In a remarkable legal decision, the UK Supreme Court has ruled against a U.S. computer scientist’s bid to register patents for inventions created by an artificial intelligence system, reinforcing the stance that inventors must be human or corporate entities, not machines.
Background of the Case
Stephen Thaler sought to obtain two patents in the UK for creations attributed to his AI system named DABUS, described as a “creativity machine.” Thaler’s endeavor was initially rejected by Britain’s Intellectual Property Office, which maintained that an inventor, under current legal frameworks, must be a natural person or a company rather than an AI system.
Supreme Court’s Decision
The Supreme Court, upholding the earlier decision, unanimously dismissed Thaler’s appeal. The court, led by Judge David Kitchin, emphasized that under UK patent law, an inventor is required to be a natural person. The ruling clarified that the case did not delve into broader questions about the patentability of technical advancements generated autonomously by AI, nor did it address whether the definition of ‘inventor’ should be expanded to include AI-powered machines.

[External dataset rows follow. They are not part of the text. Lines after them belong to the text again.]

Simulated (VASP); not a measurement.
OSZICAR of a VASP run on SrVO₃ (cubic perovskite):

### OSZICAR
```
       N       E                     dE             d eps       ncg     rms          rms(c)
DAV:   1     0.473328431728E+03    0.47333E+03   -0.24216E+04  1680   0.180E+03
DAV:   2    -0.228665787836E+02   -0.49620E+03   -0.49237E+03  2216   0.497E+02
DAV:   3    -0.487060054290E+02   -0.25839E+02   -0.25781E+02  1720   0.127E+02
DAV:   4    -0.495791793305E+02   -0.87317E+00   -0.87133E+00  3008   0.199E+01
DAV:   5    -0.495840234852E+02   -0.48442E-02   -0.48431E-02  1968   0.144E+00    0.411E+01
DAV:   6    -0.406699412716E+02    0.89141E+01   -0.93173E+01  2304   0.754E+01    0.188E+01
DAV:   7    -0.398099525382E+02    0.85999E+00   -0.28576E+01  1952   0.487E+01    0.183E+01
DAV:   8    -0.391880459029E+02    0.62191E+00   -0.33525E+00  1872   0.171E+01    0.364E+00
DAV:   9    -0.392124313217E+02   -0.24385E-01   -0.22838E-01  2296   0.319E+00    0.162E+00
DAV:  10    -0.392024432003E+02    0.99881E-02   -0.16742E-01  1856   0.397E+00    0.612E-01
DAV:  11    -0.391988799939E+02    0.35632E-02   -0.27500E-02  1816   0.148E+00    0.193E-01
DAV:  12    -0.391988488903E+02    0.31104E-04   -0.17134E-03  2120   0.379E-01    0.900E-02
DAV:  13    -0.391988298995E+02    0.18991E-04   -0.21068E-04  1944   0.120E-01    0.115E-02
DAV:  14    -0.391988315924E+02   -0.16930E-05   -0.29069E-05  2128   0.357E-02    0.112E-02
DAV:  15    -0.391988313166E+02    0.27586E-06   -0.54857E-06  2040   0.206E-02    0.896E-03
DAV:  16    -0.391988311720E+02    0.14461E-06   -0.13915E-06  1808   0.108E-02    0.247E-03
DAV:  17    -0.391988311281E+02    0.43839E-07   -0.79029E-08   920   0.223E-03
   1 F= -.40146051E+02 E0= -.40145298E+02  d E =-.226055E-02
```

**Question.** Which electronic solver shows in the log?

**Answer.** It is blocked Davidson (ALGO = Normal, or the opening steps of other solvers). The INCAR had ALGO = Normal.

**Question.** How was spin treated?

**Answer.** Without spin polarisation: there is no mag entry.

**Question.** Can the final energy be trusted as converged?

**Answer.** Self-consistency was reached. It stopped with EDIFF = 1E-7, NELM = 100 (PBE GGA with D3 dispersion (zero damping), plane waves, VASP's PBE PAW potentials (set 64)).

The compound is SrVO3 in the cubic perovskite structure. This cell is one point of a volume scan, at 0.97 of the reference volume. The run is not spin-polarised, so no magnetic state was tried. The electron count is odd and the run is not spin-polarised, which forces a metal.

Reactions and Implications
Thaler’s legal team expressed disappointment, stating that the judgment reveals the inadequacy of current UK patent law for protecting inventions autonomously generated by AI machines. This ruling follows a similar defeat for Thaler in the United States, where the Supreme Court declined to consider a challenge against the U.S. Patent and Trademark Office’s refusal to issue patents for AI-created inventions.
Legal experts, like Giles Parsons of Browne Jacobson, were not surprised by the decision. Parsons noted that, for now, AI is regarded as a tool rather than an agent within the patent system. He anticipates that this perception may evolve in the medium term, suggesting that future legal frameworks could adapt to the advancing role of AI in innovation.